Convert NTFS to EXT3?

1

I have 1TB external HDD, the file system is NTFS
and i need to convert it to Ext3.
My operating system is Ubuntu 10.10
is there anyway to do so without losing my data??

Thanks for your help

Alaa Alomari

Posted 2011-02-09T18:29:46.337

Reputation:

Question was closed 2017-10-29T23:04:09.657

Answers

13

Copy the data somewhere else, format, copy back.

Chris S

Posted 2011-02-09T18:29:46.337

Reputation: 5 907

5

There's no way I know of to directly convert between these two filesystems.
My suggestion would be to copy (preferably using something like rsync that can restart if it gets interrupted) from your NTFS partition to a new EXT3 partition.
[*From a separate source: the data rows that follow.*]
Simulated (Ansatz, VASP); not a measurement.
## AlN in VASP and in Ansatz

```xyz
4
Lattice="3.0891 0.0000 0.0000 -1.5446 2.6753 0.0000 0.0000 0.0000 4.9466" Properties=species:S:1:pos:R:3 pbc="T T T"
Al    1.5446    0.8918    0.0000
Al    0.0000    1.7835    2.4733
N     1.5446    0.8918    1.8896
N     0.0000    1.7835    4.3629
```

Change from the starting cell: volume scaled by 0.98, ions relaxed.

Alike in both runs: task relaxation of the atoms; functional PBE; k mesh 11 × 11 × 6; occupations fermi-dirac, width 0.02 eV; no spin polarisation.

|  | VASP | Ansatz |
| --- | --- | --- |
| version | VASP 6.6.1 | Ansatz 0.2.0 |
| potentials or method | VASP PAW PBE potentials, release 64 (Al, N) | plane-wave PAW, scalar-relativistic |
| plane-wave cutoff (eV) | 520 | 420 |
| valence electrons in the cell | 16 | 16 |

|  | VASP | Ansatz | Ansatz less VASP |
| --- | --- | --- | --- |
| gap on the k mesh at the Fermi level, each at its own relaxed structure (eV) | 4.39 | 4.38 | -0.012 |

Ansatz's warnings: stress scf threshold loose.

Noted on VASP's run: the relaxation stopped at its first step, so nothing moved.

Alternatively if you don't have a spare disk big enough to do that you may be able to tar up the stuff on the NTFS drive (If you use the -j flag for bzip2 compression, you might manage to cut the size down by 20% or more assuming your data compresses nicely), then re-format and extract back onto the original drive.

voretaq7

Posted 2011-02-09T18:29:46.337

Reputation: 2 051

1

If you have spare room on the drive, you can shrink the NTFS partition using something like partition magic.

Then create a new volume group, logical volume and filesystem in the remaining space. Copy over your data.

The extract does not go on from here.